I hardly see why this specific script should do that job instead...

anarcat commented 1 year ago

I think one key concept that I might not have mentioned here is that this script reports on two different tasks: updating the package list and actually upgrading pending packages. The latter can be done pretty much any time an admin passes by a server or unattended-upgrades runs, and it's worth running often to check for that. The former, however, is needless to run repeatedly because mirrors themselves (heck, ftp-master.debian.org even) do not upgrade that often (dinstall runs every 15 minutes if my memory is correct).

So we really shouldn't do any action here: just like this script doesn't (and shouldn't!) perform actual upgrades, I don't think it should update the package list either. I really like the idea of having the script deliberately readonly, and I think it's going to make everything simpler if we keep it like that.

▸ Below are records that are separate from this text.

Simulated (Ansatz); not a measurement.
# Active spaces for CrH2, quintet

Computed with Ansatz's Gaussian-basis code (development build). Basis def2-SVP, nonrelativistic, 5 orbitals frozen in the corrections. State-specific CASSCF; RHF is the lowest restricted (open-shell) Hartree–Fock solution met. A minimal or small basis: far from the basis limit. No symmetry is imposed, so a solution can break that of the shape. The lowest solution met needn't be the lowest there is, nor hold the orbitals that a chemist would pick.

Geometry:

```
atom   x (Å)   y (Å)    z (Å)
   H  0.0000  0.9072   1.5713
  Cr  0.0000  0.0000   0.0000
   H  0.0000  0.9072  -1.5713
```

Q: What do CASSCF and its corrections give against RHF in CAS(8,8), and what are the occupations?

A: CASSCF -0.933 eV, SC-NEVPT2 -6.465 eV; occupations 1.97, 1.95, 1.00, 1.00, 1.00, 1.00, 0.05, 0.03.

But again, if you want to take this further, feel free... I just don't want to get bogged down in those implementation details right now.

SuperQ commented 1 year ago

Yes, I would prefer users update the apt-cache on their own schedule and this script does not. It's much better to have the package cache run async from the script and avoid side effects.

Even behind a flag, I don't think it's good to include it. There are lots of better ways to deal with updating the apt package cache.

anarcat commented 1 year ago

Would you mind adding the apt config notes as a documentation comment to the top of the script?

done.

anarcat commented 1 year ago

thanks for the review and (tacit?) approval, @dswarbrick :) i integrated your changes in the commit with credit in the commitlog.

anarcat commented 1 year ago

i think this is now ready to merge, @SuperQ can you push the magic button? :)